RED EARTH, WHITE LIES,
by Vine Deloria, Jr.
1995. RATING: 8 1/2
About twelve-thousand years ago, a group of hardy folks from northern Asia
crossed hundreds of miles of forbidding tundra wasteland, over an even more
forbidding icy land bridge to what we now call Alaska, down a fortuitious
narrow corridor between Canadian glacial sheets, and in the space of a few
centuries they and their descendants managed to wipe out all of the large
animal (and many plant) species throughout North America.
Or at least, that's what many scholars tell us.
Author Vine Deloria takes a much different view. Using a combination of
Native American folklore and modern geological and climatological scholarship,
his scenario of the prehistoric American peoples is a radical departure from
the traditional picture we still find in many books nowadays. And despite all
of its flaws, it still comes as a breath of fresh air for those of us who were
restless or dissatisfied with the current ideas about the past we'd been
raised on. How could a few thousand people with nothing more than stone
weapons, for example, wipe out a continent's worth of large animals...and how
would that explain the mass extinctions of plant life? Or for that matter,
what would drive these original settlers across an icy wilderness and through
a Canada still in the glacial grip of an ice age? How would they know that
their promised land would be any better, or warmer?

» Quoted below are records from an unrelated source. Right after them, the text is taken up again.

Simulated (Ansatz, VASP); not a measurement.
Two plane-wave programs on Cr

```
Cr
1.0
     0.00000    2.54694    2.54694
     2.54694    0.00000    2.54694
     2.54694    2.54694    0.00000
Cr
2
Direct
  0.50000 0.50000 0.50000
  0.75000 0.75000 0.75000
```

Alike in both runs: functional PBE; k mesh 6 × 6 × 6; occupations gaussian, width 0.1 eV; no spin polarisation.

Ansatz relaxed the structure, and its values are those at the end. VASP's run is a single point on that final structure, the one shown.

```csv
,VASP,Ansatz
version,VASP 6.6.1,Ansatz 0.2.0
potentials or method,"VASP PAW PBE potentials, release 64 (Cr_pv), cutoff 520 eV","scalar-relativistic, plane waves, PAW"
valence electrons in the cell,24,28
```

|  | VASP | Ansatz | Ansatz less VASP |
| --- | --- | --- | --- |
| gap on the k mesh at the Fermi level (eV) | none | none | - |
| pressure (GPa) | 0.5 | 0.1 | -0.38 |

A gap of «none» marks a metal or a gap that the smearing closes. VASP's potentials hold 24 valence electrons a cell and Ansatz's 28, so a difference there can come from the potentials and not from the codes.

Deloria's approach is not unique but largely ignored: interpreting America's
geological history by way of the folklore and myths passed down by Native
American storytellers. Similar to how many South American myths may have
come about by encoding simple astronomical knowledge, so too could major
geological events or changes be passed down to future generations as
folktales. The last ice age, major volcanic activity, massive floods and
the formations (or drainings) or great lakes can all be gleaned out of
Indian stories, Deloria argues, and he cites a number of good examples.
Perhaps the best of these is the notion that Native Americans wiped
out the great beasts, including the sabertooth tigers. This was a
mostly-unsubstantiated theory born in the 19th century, and has far more
speculation behind it than solid evidence. The Indians themselves tell
stories of the weather changing very quickly, bringing high winds and
terrible cold that killed off the animals and plants. This sounds more
reasonable and Deloria also gives a running geological commentary to
support this theory.
But many scholars still dismiss it--the same scholars who cannot offer a
reasonable explanation for why ice ages start and end, or (as Deloria also
points out in several places) stretch and twist the geological evidence to fit their theories until it almost snaps. Why? Perhaps because they can't accept
the evidence of rapid climactic change, even when the rocks are telling them
this is exactly what happened. Or perhaps, as Deloria also asserts, their
refusal to accept such an idea is founded in racism. He cites a number of
disturbing examples from the past two centuries to demonstrate how much of
our modern paradigm of American prehistory was built on anti-Indian
sentiments.
This is not to say that Deloria's book and methods are flawless. It depends,
for one thing, on the accurate retelling of these stories over thousands of
years--though in his defense, this is not out of the realm of possibility.
Storytellers in central Asia, for example, tell stories and sing songs about
Alexander the Great that match ancient accounts written down over 2,000 years
ago. Or if the Dogon tribe in Africa received their advanced knowledge of the
star Sirius from outsiders, as some claim, it was very likely from
Egyptian scholars in Alexandria, thus also preserving knowledge over the
stretch of two millennia. But there is, of course, a vast gulf between
two-thousand years and six- to twelve-thousand.
For the most part, Deloria has modern geological research on his side,
though again the science occasionally shows holes. Many of the major floods
he accounts to meteor strikes, which could have also been caused by
terrestrial (if catastrophic) volcanic or other earthquake-producing
activity. Yet his examples of the ridiculousness of some current theories are
startling, and in those cases his interpretations are far simpler and make a
great deal more sense.
Overall, Red Earth, White Lies is a compelling read and a welcome
ladder to the wall of orthodoxy many encounter in the study of prehistory.
By all means, reading the standard texts is necessary; but reading Deloria's
book is a requirement if you want a broader view of America in millennia past
as well as the people who lived here.